This particular tip is used in business often. It is exactly as it sounds a buffer. Keep in mind that opinions I express in my blog may or may not be good advice for you personally. You should investigate all financial advice thoroughly before pursuing any course of action. So a cash flow buffer is a concept that many people might confuse with an emergency fund in the context of personal finance.
With the job market shifting to a more hustle economy, you might not be earning a steady paycheck any more. You might be doing contract or consulting work and who knows you might kill it for 8 months, then the next 2 months your down 60% on your earnings. This isn’t as farfetched as you might think. This happens a lot now. What I am seeing in the news articles I read are people busting their tails for 6 months, doing uber eats, working a full time gig, then maybe one more side hustle and banking a large chunk of change. Only to then slow WAY down to recover for 3-4 months, rinse and repeat.

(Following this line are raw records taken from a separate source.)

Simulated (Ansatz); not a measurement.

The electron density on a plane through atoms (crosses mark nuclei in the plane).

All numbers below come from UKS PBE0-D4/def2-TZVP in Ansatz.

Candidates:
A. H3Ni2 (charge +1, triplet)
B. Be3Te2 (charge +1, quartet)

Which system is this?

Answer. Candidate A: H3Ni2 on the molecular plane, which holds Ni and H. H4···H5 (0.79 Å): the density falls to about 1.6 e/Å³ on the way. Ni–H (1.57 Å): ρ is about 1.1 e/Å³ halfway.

The job market in the U.S. has changed a lot in the 35 years since I started at burger king in the mid 80’s. So one of the approaches I take with family members I advise financially is treat the working part of your life as a business. We set up a balance sheet, expenses etc. We build an emergency fund of 6 months of expenses (if there isn’t a whole lot of debt) and then work on the Cash Flow Buffer. There it is again, lets define it. A Cash Flow Buffer is the number of days you could continue to pay your bills out of your regular bill paying account if income were to stop.
Again this isn’t an emergency fund! So you have 5K in your checking account, you lose all your jobs you have no money coming in. You spend 3500 a month for expenses this would mean you have a cash flow buffer of 45 days. So many would assume you would then begin to tap your emergency fund, and that would be correct. AT THE END OF THE 45 DAYS. You see the buffer is meant to create space for you so you can replace income.
That 5K will keep you afloat for 45 days that’s your real window until you have a real emergency on your hands. The buffer assumes you are not replacing your income. Businesses use this tool a lot, particularly seasonal businesses who do a large % of their sales at a specific point of the year. For you in the new gig economy this might be useful for you to gauge as you navigate the new normal for working.
So how you do it is, look at your monthly spend. Take out all the non-essentials and come up with a number. (rent, electricity, food, water). If you lost all your income today how long could you pay for things without tapping your emergency fund? You see the concepts here are more for discipline purposes. The last thing we want to do is hit the emergency fund because if we tap into that, we know that things are really bad, it’s for emergencies.
Think about your personal cash flow buffer. I keep about an extra month of bills in my checking account so my buffer is 30 days which is light. I am confident that I would be able to replace my income (or a good chunk of it) before 30 days. Ideally you have a 30-60-day buffer here that you would use BEFORE the emergency fund.
I know it’s confusing, but if you start treating your financial situation as your own personal business and economy you might find that these things make sense.